Saturday, October 2, 2021

THE MYSTERY OF TWO MEN'S DISAPPEARANCE ON THE SAME DAY- REVISITED

I am going to post some links expanding on the curious disappearance of Jack Gordon. Let's start with the 2010 Denver Post article entitled "The Mystery of Two Men's Disappearance on the Same Day"

When I originally posted the link to this Denver Post article back I did not excerpt very much content.  As I re-read that original post I realize that it did not really give much of the story.  Mr. Mitchell of the Denver Post summarized the Jack Gordon case very well.  I am going to now provide a more extensive excerpt from that story in order to help round out my readers' understanding of the case.

Two men, retired preacher, sex offender — vanish on same day in '08

On Oct. 2, 2008, 77-year-old retired preacher Jack Nels Gordon disappeared from his land in Costilla County, leaving behind a wife and seven children.  That same day, Gordon's neighbor, a convicted sex offender named John Fureigh, also disappeared from the area, leaving nothing behind but questions.  Did they leave together? Did they both choose to coincidentally disappear on the same day? Or did one or both of them meet with foul play that night?  The only evidence left behind was a dark stain found on the dirt driveway leading to Fureigh's home. But even that has a mystery attached — the sheriff, strapped for time in patrolling a 1,200-square-mile county — didn't test the spot to see whether it was blood, or, if so, whose.

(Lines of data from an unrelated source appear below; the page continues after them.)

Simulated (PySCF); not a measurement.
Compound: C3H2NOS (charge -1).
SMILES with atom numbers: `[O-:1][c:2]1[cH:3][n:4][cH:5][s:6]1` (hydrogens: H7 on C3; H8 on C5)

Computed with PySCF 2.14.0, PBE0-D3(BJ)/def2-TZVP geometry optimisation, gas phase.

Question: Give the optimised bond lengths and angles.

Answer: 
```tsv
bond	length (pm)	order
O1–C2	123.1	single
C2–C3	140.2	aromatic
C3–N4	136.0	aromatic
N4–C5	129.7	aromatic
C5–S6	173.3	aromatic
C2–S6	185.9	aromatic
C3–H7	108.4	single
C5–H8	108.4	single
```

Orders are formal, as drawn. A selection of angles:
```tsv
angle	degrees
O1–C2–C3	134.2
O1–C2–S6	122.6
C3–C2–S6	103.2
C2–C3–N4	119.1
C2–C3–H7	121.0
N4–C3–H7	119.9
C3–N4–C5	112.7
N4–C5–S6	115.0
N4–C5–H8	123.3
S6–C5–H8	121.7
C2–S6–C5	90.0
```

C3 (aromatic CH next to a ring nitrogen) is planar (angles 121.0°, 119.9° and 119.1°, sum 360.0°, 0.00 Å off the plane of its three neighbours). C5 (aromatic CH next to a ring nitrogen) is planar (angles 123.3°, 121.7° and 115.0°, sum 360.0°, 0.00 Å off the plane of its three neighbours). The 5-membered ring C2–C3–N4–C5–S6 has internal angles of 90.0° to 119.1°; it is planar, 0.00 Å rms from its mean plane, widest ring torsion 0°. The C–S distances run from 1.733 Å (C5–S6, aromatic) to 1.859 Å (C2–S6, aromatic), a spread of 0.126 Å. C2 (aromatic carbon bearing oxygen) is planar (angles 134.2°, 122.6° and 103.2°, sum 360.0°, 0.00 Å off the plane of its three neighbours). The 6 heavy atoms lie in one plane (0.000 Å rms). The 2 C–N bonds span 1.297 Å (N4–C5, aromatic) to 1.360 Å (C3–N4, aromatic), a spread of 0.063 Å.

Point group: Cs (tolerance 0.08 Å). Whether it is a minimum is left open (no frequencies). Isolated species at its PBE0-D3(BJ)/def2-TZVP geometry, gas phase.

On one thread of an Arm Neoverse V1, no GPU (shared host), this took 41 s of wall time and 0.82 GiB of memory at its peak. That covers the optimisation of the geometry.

(NOTE: Let me clarify one little detail.  Jack had seven adult offspring from previous marriages.  He "left behind" his most recent wife and two young children aged six and five at the time. )

READ ON:

What is known is this:
Fureigh was living in Costilla County under the alias John Busby. And he had a good reason for using it. He bought a 5-acre parcel in the foothills of the Sangre de Cristo mountains to escape an active warrant for his arrest out of El Paso County for failing to register as a sex offender.


MORE:

On the last day anyone saw him, Gordon announced he was headed to Luke Road and walked out to the driveway of their duplex apartment in Fort Garland, coffee cup in hand, and climbed up into his old white van. He waved good-bye to his family for the last time about 8:30 a.m.  Gordon stopped by the post office, headed south on Colorado 159, then stopped at a local mechanic's house to discuss work on the van. It was the last confirmed sighting.

Gordon also had indicated he needed to speak with Fureigh, who was helping him design a website for people living in countries with no religious freedoms. Fureigh's house, which he also built himself, was about a half mile from Gordon's home.  When Gordon didn't come home by his customary 2:30 p.m., his wife caught a ride to the house and searched for him. She found his van, but no sign of Gordon. She called the sheriff's office, but when an officer mistakenly thought she said Gordon normally came home by 2:30 a.m., a search was delayed.



Since that day, (October 2, 2008)  no trace of Jack Gordon has ever been found.  John Fureigh left his home on Luke Road the same day, never to return.  Why would he leave a home that he had spent 2 1/2 years building with his own two hands?  There have been rumored sightings of Fureigh in the hills of the Forbes Trinchera Ranches since that day, but he is not living in the area openly.   Did they leave together?  Did their paths cross on that fateful day?  Was there a confrontation of some sort between the elderly Jack Gordon and the much younger Fureigh?  Did somebody else kill Jack and Fureigh was a witness, hiding in fear for his own life?  It is a certainty that somebody knows what happened.

We have heard through the grapevine that Fureigh's mother still lives in the area.  Perhaps she knows of a way to get a message to her son, asking him to come forward and clear his name.   If either of them is reading this post, they can contact the blog administrator anonymously by e-mail at seamus_muldoon@yahoo.com  and let us know their side of the story.  Maybe there is a rational explanation for what happened.

My suspicion is that the only way we will ever know  what happened to Jack Gordon that day is if the burden of knowledge weighs so heavily on the one who knows that he can no longer bear to look in the mirror day after day.  Rather than taking that knowledge to his grave, perhaps he will feel the need to tell somebody what he knows.  Until that day, the man who killed Jack Gordon will fester in the rot of his own corruption.   Ultimately God will pass judgment, even if the local authorities do not.